What I learned building this
I'm about 1.5 years into my career as an engineer, and this project taught me a lot.
Dogfooding matters. I built chasket.dev using Chasket itself. The compiler had 356 passing tests, but real usage uncovered bugs that no test had caught — CSS scoping edge cases, component ID collisions, documentation examples that didn't match the actual compiler behavior.
"It works" and "people can use it" are completely different things. Making the compiler functional was one challenge. Making the error messages clear, the npx init experience smooth, and the documentation navigable — that took just as much effort.

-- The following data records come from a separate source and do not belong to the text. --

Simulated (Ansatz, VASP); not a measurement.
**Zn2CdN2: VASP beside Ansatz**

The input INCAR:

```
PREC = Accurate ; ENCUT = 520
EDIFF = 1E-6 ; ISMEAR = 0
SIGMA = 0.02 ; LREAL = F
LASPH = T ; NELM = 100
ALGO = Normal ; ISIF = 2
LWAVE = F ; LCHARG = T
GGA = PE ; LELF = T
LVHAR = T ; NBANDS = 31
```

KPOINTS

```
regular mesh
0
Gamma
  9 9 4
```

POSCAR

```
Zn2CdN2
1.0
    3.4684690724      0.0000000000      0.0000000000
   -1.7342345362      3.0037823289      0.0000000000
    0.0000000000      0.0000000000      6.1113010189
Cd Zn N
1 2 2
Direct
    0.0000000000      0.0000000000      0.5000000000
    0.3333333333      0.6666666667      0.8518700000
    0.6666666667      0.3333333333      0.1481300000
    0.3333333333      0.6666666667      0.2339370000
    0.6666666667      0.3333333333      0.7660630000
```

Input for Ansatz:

Package design should come first. I started monolithic and later split into @chasket/* scoped packages. That refactoring was painful. If you're building a library with multiple concerns, plan your package boundaries early.
Try it
npx @chasket/chasket init my-app
cd my-app
npm run dev
You'll have a working project with a sample component in seconds.
- Website: chasket.dev
- GitHub: UltraEgoist/chasket
- npm: @chasket/chasket
This is an early-stage project (currently v0.3.0) and I'd genuinely love feedback. If you try it and something breaks or feels wrong, please open an issue. Every bug report makes this better.
I'm a backend engineer from Japan exploring the frontend world. I built Chasket because I believe abstraction should lead to something real — and that the best abstraction is one that disappears completely.